It's been two days since I've gotten back from Europe. Losing Cinder the night I returned has twisted this time into something so different. I've had to readjust my emotions and stretch into new space I didn't want to occupy just yet. 35 years of life on this planet has taught me that sometimes that's just how it is. It fucking sucks, and the only way to move through it, is to actually move through it. (Even though I'd rather stay wrapped in my carb induced haze of croissants and coffee....)

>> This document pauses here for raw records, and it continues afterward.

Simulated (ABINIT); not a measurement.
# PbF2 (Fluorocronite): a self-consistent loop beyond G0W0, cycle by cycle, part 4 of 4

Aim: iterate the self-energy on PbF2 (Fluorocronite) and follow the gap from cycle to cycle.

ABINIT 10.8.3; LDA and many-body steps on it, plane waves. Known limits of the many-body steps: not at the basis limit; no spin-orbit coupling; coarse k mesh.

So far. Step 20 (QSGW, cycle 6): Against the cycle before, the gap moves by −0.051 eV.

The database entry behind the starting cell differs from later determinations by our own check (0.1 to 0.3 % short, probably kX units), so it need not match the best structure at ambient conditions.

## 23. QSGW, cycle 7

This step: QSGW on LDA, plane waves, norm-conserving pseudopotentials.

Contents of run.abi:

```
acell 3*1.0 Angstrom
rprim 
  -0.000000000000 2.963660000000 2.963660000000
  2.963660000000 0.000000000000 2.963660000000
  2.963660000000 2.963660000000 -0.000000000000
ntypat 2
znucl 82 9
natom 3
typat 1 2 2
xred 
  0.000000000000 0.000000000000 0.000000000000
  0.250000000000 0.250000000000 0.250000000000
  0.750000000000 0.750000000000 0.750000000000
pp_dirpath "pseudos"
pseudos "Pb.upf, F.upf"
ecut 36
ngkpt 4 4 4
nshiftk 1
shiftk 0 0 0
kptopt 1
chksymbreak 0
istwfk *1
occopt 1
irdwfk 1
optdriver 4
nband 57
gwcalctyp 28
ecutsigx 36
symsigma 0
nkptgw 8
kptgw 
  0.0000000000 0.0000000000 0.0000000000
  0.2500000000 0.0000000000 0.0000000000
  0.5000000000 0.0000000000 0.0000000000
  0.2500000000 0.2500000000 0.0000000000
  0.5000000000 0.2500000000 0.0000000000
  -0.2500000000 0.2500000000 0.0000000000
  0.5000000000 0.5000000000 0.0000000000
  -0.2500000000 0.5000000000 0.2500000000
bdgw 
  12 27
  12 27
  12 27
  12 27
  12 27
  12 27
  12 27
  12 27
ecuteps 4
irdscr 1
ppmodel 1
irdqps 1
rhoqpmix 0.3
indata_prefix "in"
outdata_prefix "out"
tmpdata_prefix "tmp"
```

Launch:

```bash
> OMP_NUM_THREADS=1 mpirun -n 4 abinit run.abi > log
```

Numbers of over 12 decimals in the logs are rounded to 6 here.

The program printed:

The day I moved out of my house in 2005 to separate from my husband I was in the middle of one of the worst jobs of my life - a stressful, convoluted mess of power trips, team dysfunction, and politics with an insurmountable amount of work to do and not enough staff to do it. I hardly knew which end was up and everything was strange. I remember going to the grocery store that first night I was staying with my parents. I was standing in the soda aisle and may as well have been on the moon. I felt numb with grief and wanted to sit down and hide among the two liter bottles of Sprite. Nothing was as it should've been, and I knew it wasn't going to feel good or comfortable for a long long time. But every day, I chose to get up out of bed and walk to the shower. As long as I made it that far, that's all that mattered. I took small bites. Life was in increments. If I looked ahead to the yawning expansion of the work that was in front of me, I couldn't do it. But I could survive the small doses.
So when I found myself this weekend back in a place with too much emptiness and pain, I felt it. I howled and cried and yelled and got really really sad. I ached and was angry and edgy and restless. And then I decided to stop it. This sweet creature went away, yes, but I can't be mad at him for going away.....it's selfish to focus on that piece of it. Instead I can choose to walk through to the other side. I know how to do this because I've done it before.
So tonight I am in a much better place. I am remembering the goodness and how lucky I am to have known him for eight whole years.